[net.mail] parsing uusite!local@domain-spec - a partial solution

gregc@ucsfcgl.UUCP (Greg Couch%CGL) (01/09/85)

	How to generate uucp return addresses from the RFC 822 world

The basic problem:

	People want to use the RFC 822 domain addressing standard for all
mail addressing.  Most unix sites support uucp mail and many now support
the RFC scheme as well.  Return addresses given to uucp sites are often
generated assuming that the uucp site doesn't know about RFC 822, which
leads to an ambiguity when the uucp site does try to follow RFC 822.

	The return addresses is often generated as uusite!local@domain-spec.
It is parsed, ()'s for grouping:

	uusite!(local@domain-spec) by uucp-only sites (wanted behavior)
	(uusite!local)@domain-spec by RFC 822 sites - RFC 822 overrides
					(i.e. uusite!local is the local part)

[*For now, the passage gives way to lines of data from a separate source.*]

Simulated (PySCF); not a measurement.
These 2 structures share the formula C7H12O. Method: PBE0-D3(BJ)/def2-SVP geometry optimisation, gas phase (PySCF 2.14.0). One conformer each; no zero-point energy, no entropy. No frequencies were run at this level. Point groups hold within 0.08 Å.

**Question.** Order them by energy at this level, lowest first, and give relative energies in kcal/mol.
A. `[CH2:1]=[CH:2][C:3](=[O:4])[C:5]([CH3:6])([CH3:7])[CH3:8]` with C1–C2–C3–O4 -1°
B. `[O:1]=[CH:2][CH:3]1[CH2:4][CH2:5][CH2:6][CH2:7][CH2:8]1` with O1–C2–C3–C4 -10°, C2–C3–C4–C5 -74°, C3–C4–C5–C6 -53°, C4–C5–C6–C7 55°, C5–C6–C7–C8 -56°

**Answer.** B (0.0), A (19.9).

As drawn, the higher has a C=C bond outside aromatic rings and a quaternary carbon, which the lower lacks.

Return addresses need to be generated without assuming that uucp sites
know or don't know about RFC 822.

	The only solution which is compatible with uucp and RFC 822 is not
to give uucp sites addresses with @'s in them.

	I am proposing the following syntax for uucp return addresses
from RFC conforming machines:

		uusite!domain-spec!local

		e.g. ucsfcgl!Berkeley.Arpa!gregc
		or ucsfcgl!ucsfmis.ucsf!gregc		(local top level domain)
		or ucsfcgl!gregc			(no domain-spec)

Why this particular syntax?

	It is a normal uucp address up to the first !.
	It's a RFC 822 conforming address (all local).
	It preserves the locality of the orignal local part.
	! is already special, why use another character?
	It avoids any problems a different special character would create
		since it may mean something special to some other site.
	It's easy to reconstruct the domain address.
	It doesn't break uucp mail.
	It appears to be what usenet uucp-mail project has decided upon
		(we will know soon, I hope).

What this fixes:

	Uucp return addresses are legal for both uucp-only sites and
	RFC conforming sites.

What this breaks:

	It may break sites that try to shorten chains of uucp addresses.
	Sites that use . as a special character with higher precedence
		than !.
	Any other program that parses uucp mail addresses as site!site!....

What this doesn't fix:

	The RFC 822 routing syntax isn't handled correctly, since
		routes can have more than one @.  The hack solution is
		to strip routing information until only one @ is in the
		address and hope that is a good enough (should be, but...).
	Uucp routing isn't solved.
	Mail that goes through sites that don't munge the From: and To:
		fields to RFC conforming site will still cause the mail
		to be unreplyable to.

In short:

	This proposal is only for generating return addresses for consumption
by uucp, it is not a general solution of mail addressing problems.  It is
designed for backward compatibility with uucp-only sites, but at the same
time, for compatibility with sites that are switching to the RFC notation.
I have a generic uucp/ethernet sendmail.cf file with this implemented and
tested, if anyone would like a copy, just send me mail.

Comments to:
			Greg Couch
			ucbvax!ucsfcgl!gregc
			ucsfcgl!gregc@Berkeley.Arpa
			gregc@ucsfcgl.Arpa (as soon as we're published)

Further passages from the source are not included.